Syracuse University could be well on its way to rescinding the honorary law degree it awarded now-embattled Rudy Giuliani in 1989.

Syracuse University Student Association President David Bruen told Insider that said the university's Board of Directors this summer asked Chancellor Kent Syverud to recommend a standard procedure for revoking honorary degrees.

Such a process doesn't exist in the University Senate's current bylaws, and revoking an honorary degree is also something the university has never done before.

"Since there was no process or standard to revoke, they've dedicated months to establishing that," Bruen told Insider. "Now that we're moving to implement, we have to wait to formally introduce it through committees and the University Senate."

According to The Daily Orange, the independent student newspaper at Syracuse, the University Senate in April passed a resolution calling for the Board of Trustees to rescind Giuliani's degree, with 76% voting in favor, 11% opposing and 13% abstaining.

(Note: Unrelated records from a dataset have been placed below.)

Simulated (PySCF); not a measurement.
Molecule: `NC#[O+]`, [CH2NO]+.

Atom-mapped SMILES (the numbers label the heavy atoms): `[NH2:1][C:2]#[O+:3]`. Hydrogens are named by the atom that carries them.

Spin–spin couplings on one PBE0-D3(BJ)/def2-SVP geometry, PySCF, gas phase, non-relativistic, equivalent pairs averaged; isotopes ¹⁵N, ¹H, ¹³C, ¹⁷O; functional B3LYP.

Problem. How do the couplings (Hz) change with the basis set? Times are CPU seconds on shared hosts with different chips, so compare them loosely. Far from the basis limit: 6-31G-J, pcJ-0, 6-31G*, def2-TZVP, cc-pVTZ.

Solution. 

The university's Student Association collected comments from undergraduate students, the University Senate and the Graduate Student Organization Senate on Chancellor Kent Syverud's proposed honorary degree revocation process, according to The Daily Orange's reporting. These recommendations were submitted to Syverud and the University Senate, and were combined into a report presented to the Board.

"Feedback was collected and submitted to be reviewed for a final decision by the Board," Bruen told Insider. "However, [revoking] Giuliani's degree may still take until the spring."

Sarah Scalese, senior associate vice president for communications at Syracuse University, had previously told Insider via email: "In accordance with University's bylaws and shared governance structure, honorary degree nominees are recommended by the University Senate. The University is reviewing the resolution recently passed by the University Senate to rescind Rudy Giuliani's honorary degree."

Following publication of this article, Syracuse University spokesperson Sarah Scalese confirmed that the school's Board of Trustees in November "approved a standard and process for the revocation of honorary degrees."

Scalese added: "Now that the Board has approved this standard and process, the University Senate is responsible for implementation. Any request to revoke an honorary degree would start with the Senate Committee on Honorary Degrees.

Said Bruen: "All I know is the report has been circulated, has received widespread approval and support. Hopefully we can move to fully revoke it in the spring. The university is going very slow with the process."

Insider reported in June that while several colleges had taken back honorary degrees they bestowed upon Giuliani during less contentious times, five colleges, including Syracuse University, have not to date rescinded honorary degrees awarded to Giuliani.

Apart from Syracuse University — President Joe Biden is a graduate of the Syracuse University College of Law, incidentally — the hold-outs include St. John Fisher University in New York, Loyola University Maryland, The Citadel in South Carolina, and Georgetown University in Washington, DC.

The officials at the four other schools did not respond this week to Insider's multiple requests for comment.

At least three schools have previously revoked Giuliani's honorary degrees: Middlebury College in Vermont, Drexel University in Pennsylvania, and the University of Rhode Island.

Ted Goodman, communications and political advisor to Giuliani, told Insider in a statement that the call to remove Giuliani's honorary degree from Syracuse was "unfortunate."

"Mayor Giuliani was honored for his successful legal career fighting corruption and taking down the Mafia," Goodman said. "He locked up corrupt members of Congress, charged three borough presidents, and prosecuted some of the largest Wall Street insider trading cases all before he was Mayor of New York, where he cleaned up the city and comforted the nation following 9/11."

"It's unfortunate this student is spending his time attacking a genuine American hero and I hope Syracuse University makes it clear that no action will be taken to revoke Mayor Giuliani's honorary degree," Goodman added.

Giuliani, who served as former President Donald Trump's personal attorney, was a target of the criminal probe in Fulton County, Georgia, regarding his interference in the 2020 presidential election. In August, he testified before a special grand jury in Atlanta.

More recently, Giuliani repeatedly lost his temper during an attorney-misconduct proceeding, accusing the disciplinary counsel of asking unfair questions, and ranting about the 2020 election.

This story has been updated to include a statement from a Syracuse University spokesperson and a spokesperson for Rudy Giuliani.